Dwight Bolinger in his book Language the Loaded Weapon (Longman 1980) refers to "the Jargonauts" who use a form of official language seemingly designed to obscure (or perhaps restrict understanding to an élite group of academics or politicians) rather than explain to the public. Bolinger uses the words jargon, gobbledegook, doubletalk or doublespeak to describe this.

The word doublespeak was not used by Orwell in1984. He used doublethink and newspeak. However doublespeak has come to mean saying one thing and meaning another - usually its opposite. Read the Newspeak Dictionary for classic examples from 1984. Read this Big Brother page about manipulation of public opinion and privacy issues in the US.

Bolinger then quotes an anonymous source who produced a "Folklore Article Reconstitution Kit" consisting of four sections which, when compiled phrase by phrase in 1-2-3-4 order, would yield sentences suitable for a folklore article.

Try it yourself!

Just take any of the ten phrases from section 1, add any phrase from section 2, followed by sections 3 and 4.
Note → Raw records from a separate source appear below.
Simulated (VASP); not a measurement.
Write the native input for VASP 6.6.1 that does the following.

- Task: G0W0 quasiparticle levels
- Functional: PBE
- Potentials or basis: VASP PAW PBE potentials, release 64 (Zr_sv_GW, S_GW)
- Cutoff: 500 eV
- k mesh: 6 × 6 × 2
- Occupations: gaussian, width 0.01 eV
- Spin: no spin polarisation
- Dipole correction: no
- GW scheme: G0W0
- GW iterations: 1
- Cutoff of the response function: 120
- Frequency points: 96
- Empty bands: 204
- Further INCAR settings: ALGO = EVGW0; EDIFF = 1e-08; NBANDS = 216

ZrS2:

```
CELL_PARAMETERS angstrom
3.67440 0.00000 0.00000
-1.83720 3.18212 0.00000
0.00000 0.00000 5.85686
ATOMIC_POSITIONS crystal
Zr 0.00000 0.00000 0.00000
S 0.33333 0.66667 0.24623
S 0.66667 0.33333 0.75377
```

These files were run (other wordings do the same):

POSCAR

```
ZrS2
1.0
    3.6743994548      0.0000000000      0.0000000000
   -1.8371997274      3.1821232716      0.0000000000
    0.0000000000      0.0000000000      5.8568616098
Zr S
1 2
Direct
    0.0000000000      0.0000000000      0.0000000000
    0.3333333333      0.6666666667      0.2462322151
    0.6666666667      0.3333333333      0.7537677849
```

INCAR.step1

Sounds convincing? But what does it mean?

Section 1
1. Obviously,
2. On the other hand,
3. From the intercultural standpoint,
4. Similarly,
5. As Lévi-Strauss contends,
6. In this regard,
7. Based on my own field-work in Guatemala,
8. For example,
9. Thus, within given parameters,
10. In respect to essential departmental goals,

Section 2
1. a large proportion of intercultural communicative coordination
2. a constant flow of field-collected input ordinates
3. the characterization of critically co-optive criteria
4. initiation of basic charismatic subculture development
5. our fully integrated field program
6. any exponential Folklife coefficient
7. further and associated contradictory elements
8. the incorporation of agonistic cultural restraints
9. my proposed independent structuralist concept
10. a primary interrelationship between systems and/or subsystems logistics

Section 3
1. must utilize and be functionally interwoven with
2. maximises the probability of project success while minimizing cross-cultural shock elements in
3. adds explicit performance contours to
4. necessitates that coagulative measures be applied to
5. requires considerable further performance analysis and computer studies to arrive at
6. is holistically compounded in the context of
7. presents a valuable challenge showing the necessity for
8. recognizes the importance of other disciplines, while taking into account
9. effects a significant implementation of
10. adds overwhelming Folklorist significance to

Section 4
1. Propp's basic formulation
2. the anticipated epistemological repurcussions
3. improved subcultural compatability-testing
4. all deeper structuralist conceptualization
5.any communicatively-programmed computer techniques
6. the profound meaning of The Raw and the Cooked
7. our hedonic Folklife perspectives over a given time-period
8. any normative concept of the linguistic/holistic continuum
9. the total configurational rationale
10. Krappe's Last Tape

Analyse the vocabulary and syntax of your concocted phrase.

  • Is there a complex syntax?
  • Are all phrases within a section the same syntactic form - and if so, what is it?
  • Is there a preponderance of abstract nouns?
  • Is there redundancy?
  • Can you express your sentence in simple terms?
  • What is lost or gained in the process?
  • Try to create your own own reconstitution kit for a jargon or register you know well. Start with just three phrases for each of the four sections. Comment critically on the process and the product.